Subset of C for the simplest self-compiling compiler

Kragen Javier Sitaker, 02021-08-12 (updated 02021-12-30) (6 minutes)

What’s the smallest straightforward self-compiling compiler, targeting a conventional assembly language, you could write in a subset of C?

That is, not the smallest subset of C; implementing a very small subset of C means the compiler doesn’t have to do as much, but being written in that same very small subset means that everything is more difficult to do. Also, though, I’m thinking of something I could reimplement straightforwardly in assembly.

You need comments.

You surely need subroutines --- syntactically C needs them at least for main(), and almost certainly there will be things you want to do in more than one place. There’s a question of whether or not to implement recursion. Without recursion you could statically allocate all variables and only have a single way to compile lvalue variables and a single way to compile rvalue variables, but you need while. With recursion you can use a recursive-descent parser, which you probably should, but you probably need to store some variables in global space and others in stack frames.

Arguments and return values can be omitted by storing them in global variables, but I think that will probably obscure the data flow a lot. If there are arguments, you don’t need an arbitrarily large number of them.

Alternatives to recursive-descent parsing with local backtracking (PEG parsing) might be more compact but are unlikely to be as straightforward.

You need some form of data structuring, either structs or arrays or both, which means at least one additional kind of lvalue and rvalue. You don’t need separate struct namespaces, and if you don’t have them you can avoid having types for expressions at all, treating characters, ints, and pointers interchangeably as words, as putchar() and getchar() already do. Structs might be a big improvement, but they probably mean you need data of varying sizes.

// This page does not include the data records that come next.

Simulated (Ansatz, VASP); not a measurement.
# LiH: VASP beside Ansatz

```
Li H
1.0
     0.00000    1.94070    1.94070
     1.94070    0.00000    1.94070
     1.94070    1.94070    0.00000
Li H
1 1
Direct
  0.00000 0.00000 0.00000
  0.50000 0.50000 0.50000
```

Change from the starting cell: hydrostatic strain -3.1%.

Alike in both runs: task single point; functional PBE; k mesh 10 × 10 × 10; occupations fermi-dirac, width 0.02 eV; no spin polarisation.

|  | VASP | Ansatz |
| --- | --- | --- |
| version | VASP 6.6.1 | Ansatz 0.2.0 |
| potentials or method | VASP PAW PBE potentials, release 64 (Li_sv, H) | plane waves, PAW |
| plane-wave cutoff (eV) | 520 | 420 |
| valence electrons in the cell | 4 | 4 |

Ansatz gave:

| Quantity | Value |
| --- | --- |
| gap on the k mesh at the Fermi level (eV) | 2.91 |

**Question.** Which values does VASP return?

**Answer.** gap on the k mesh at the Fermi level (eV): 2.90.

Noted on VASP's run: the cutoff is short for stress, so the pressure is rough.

You could reasonably support such composite data structures only at global scope, so local variables are only scalars; and, if you do that, shallow binding might be an alternative to using separate indexing schemes for globals and locals. Locals would just be globals whose value is saved and later restored.

Structs are more appealing if you have dynamic allocation, so you can build trees out of them using pointers.

In terms of arithmetic, you almost certainly need addition, subtraction, and integer constants. You don’t need pointer arithmetic, and you probably don’t need bitwise operations, multiplication, division, and modulo. You surely do need ==, !=, and at least one kind of ordering comparison.

Boolean operations &&, || might turn out to be painful to do without. Similarly for augmented assignment +=, -= and pre- and/or post-increment --, ++.

In terms of control flow, you surely need if, and if you don’t have else, you probably need early return (and thus return). I don’t think there’s any advantage to not having nested blocks for if, and little advantage for not requiring them. Early return is more complicated with shallow binding (you’d probably want to jump to a shared epilogue to restore the proper set of variables).

I think that’s a sufficient set of statement types: either expression statements or assignment statements and function calls; if; and possibly while. If we have return values, we need return. Local variable declarations are needed for local variables, and although C doesn’t treat them as statements (in particular, you can’t precede them with a label) I think that’s probably wrong. Still, it might turn out to be simpler to require them to all be declared at the top of the function, as in Smalltalk.

Modern machines have enough registers that you could reasonably statically allocate one register for a frame pointer, three or four registers for arguments and returns, and, say, three or four other registers as temporaries. Nested function calls would still require storing the temporary result in someplace that isn’t clobbered by calls, either in the stack frame or a callee-saved register, so having a few callee-saved registers would be handy.

All of that is far more complicated than just using a runtime stack for expression evaluation and passing parameters and return values, though. Variadic C functions sort of require the caller to pop the arguments, but the subset doesn’t have to include variadic functions. Or, as I said, arguments at all.

At least ignoring #include is probably necessary in practice. Lacking either #define or enum would be a pretty big impediment to readability, though, comparable to lacking arguments.

Writing a C compiler without string literals would be pretty hard. Doing it without data initializers, like basically every Wirth compiler, wouldn’t be particularly hard, but I think you do need string literals. However, I think C-compatible string literals more or less require some kind of pointer support; I don’t think we can pass them off as offsets into a table of all constant strings, because we need to be able to build up new strings at runtime. I think this pretty much forces on us the ability to take a pointer into the middle of an array, and thus C’s equivalence of a[b] with *(a+b), though, and thus *. Maybe we can still get away without expression types (which we would need for the implicit multiplication by sizeof) by shifting the pointers left by 2 or 3 bits before dereferencing them, but of course that would break ABI compatibility with everything else. I’d sure like to find a way to avoid this mess.

For writing the tokenizer you probably also need character literals.

If you didn’t need C compatibility, for many purposes, you could in fact use indices into a global string table as your string type, with maybe a couple of character buffers elsewhere used by other functions to build up strings incrementally before interning them.